In the 5th Century B.C., Athenian General Thucydides wrote, “We must remember that one man is much the same as another, and that he is best who is trained in the severest school.” In the time of Thucydides, however, the severest schools could be opened and operated on the cheap.
Today, operating “severe schools” for America’s commandos - Army Special Forces, Navy SEALs, Marine Force Recon, -Air Force pararescuemen, and others - is extremely expensive, as is equipping and fielding those schools’ newly-minted commandos. Yet those schools and the special operators who pass through them are more necessary in terms of U.S. national defense than they have ever been. That’s not likely to change.
American special operations forces have a long, evolving history stretching back well over 300 years to King Philip’s War and Captain Benjamin Church’s Colonial Rangers. Special operations forces in some form or fashion have participated in every American war and military expedition since, and the operational importance of those forces has been ratcheted-up during specific periods in our history.
During World War II, for example, Marine Raiders, Navy underwater demolition teams, Army Rangers, paratroopers, pathfinders, and other snake-eating sorts all played key roles in larger conventional operations - primarily landings - of U.S. forces in the Pacific and European theaters. Unconventional warriors served in Korea. During the Vietnam War, Army Special Forces (Green Berets) and Navy SEAL (Sea, Air, Land) Teams began kindling a new era in special warfare and, with it, a new mystique surrounding the American special operator. And U.S. special operations capabilities expanded dramatically in the wake of the disastrously aborted hostage rescue mission in the Iranian desert, 1980.
In 1987, the U.S. Special Operations Command (SOCOM) - a Unified Combatant Command including special operations assets from the Army, Navy, and Air Force - was activated (For cultural reasons, the Marine Corps did not become an official member of SOCOM until 2005). But it was in the days and weeks following the terrorist attacks of September 11, 2001 that SOCOM took on a newfound sense of importance and independence, and a planned expansion that will only increase as we press forward in the global war on terror.
Numbering just over 50,000 personnel (including special operators and non-SpecOps support troops), SOCOM today is present and operating on practically every level and on every front in the global war on terror. In fact, many of our traditionally trained conventional forces are currently receiving training in special operations as the combination of asymmetrical warfare, counterterrorism, and counterinsurgencies, as well as America’s growing commitments around the world have literally changed the way we deploy and fight.

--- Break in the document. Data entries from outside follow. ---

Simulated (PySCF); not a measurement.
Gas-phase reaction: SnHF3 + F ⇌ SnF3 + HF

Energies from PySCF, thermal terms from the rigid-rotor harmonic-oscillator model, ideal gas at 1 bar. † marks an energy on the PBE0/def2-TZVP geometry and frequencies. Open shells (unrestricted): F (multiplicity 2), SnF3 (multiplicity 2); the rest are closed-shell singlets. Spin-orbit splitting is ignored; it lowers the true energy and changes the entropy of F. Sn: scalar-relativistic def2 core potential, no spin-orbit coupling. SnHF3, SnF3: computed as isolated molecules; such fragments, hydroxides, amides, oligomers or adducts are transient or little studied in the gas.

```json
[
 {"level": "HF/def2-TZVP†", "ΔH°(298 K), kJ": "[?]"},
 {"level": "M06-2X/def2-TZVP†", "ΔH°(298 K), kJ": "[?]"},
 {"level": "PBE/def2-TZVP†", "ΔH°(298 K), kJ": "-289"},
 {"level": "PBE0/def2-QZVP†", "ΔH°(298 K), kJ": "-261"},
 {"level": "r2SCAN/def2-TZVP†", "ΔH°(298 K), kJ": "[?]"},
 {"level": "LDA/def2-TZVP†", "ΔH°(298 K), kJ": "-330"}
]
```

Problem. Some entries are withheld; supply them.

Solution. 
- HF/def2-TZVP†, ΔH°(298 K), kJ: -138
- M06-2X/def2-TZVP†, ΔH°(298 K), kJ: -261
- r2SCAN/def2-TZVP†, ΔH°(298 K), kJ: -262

The problem will always be that training, equipping, and fielding special operations forces is expensive. For example, it costs well over $350,000 to train one Navy SEAL. Some special warfare experts tell me it costs an average of $1-million per year to keep one SEAL or similarly-trained operator overseas and “doing God’s work.” Moreover, the Pentagon is calling for 3,000 new commandos this year - not counting SOCOM support personnel - and a 10,000-man increase over the next five years without lessening the already rigorous training standards (SEAL candidates, for instance, are known to wash out of their Basic Underwater Demolition/SEAL training at a rate of 75-80 percent).
Of Pres. Bush’s proposed $515-billion Defense budget for Fiscal Year 2009, the total request for special operations forces is $5.7 billion: up from $2.3-billion in 2001 (the year we were attacked), though the 2009 figure is a $300-million decrease from FY 2008. The new budget request will include money for recapitalization and modernization of a variety of special operations aircraft from unmanned aerial vehicles to fixed-wing transports, specially outfitted helicopters, and tilt-rotor Ospreys, as well as special boats, submersibles, communications gear, weapons and equipment, ammunition replenishment, and the hyper-expensive costs associated with recruiting and training.
“It’s not only how much we spend, but where we place our spending emphasis,” Dick Couch, a retired SEAL officer and author of Chosen Soldier: The Making of a Special Forces Warrior, tells Human Events. “We spend a lot of money on technology, weaponry, and Virginia-class submarines - those things that support special operations - but I want to see more of those dollars going into cross-cultural and foreign-language training. Those multi-lingual guys have immense value, way beyond what it costs to train and pay them.”
According to Couch, spending money on training shooters, and deploying them with top-drawer gear is critical, but “why do we need to go with these great .408 sniper rifles - the greatest thing in the world - when we can kill all we need to with Win Mag .300’s and SR25’s, on-the-shelf technology?” he says. “Would it be better to have a couple of guys who can speak Arabic than to have new sniper rifles? I think so.”
As we have discussed in our series on the Defense spending crisis, the American military must be rebuilt, modernized, and - in the case of SOCOM’s forces - expanded. This can only be accomplished by a commitment to spending at least four-percent of our gross domestic product on Defense. (Some experts have said, and we have reported, that percentage must be higher if we are to effectively defend our country and its global interests in the face of soaring Defense costs and growing conventional and unconventional threats worldwide.) But as Couch and others have explained, it’s not just that we make the commitment to spend what is absolutely necessary, but that we spend wisely.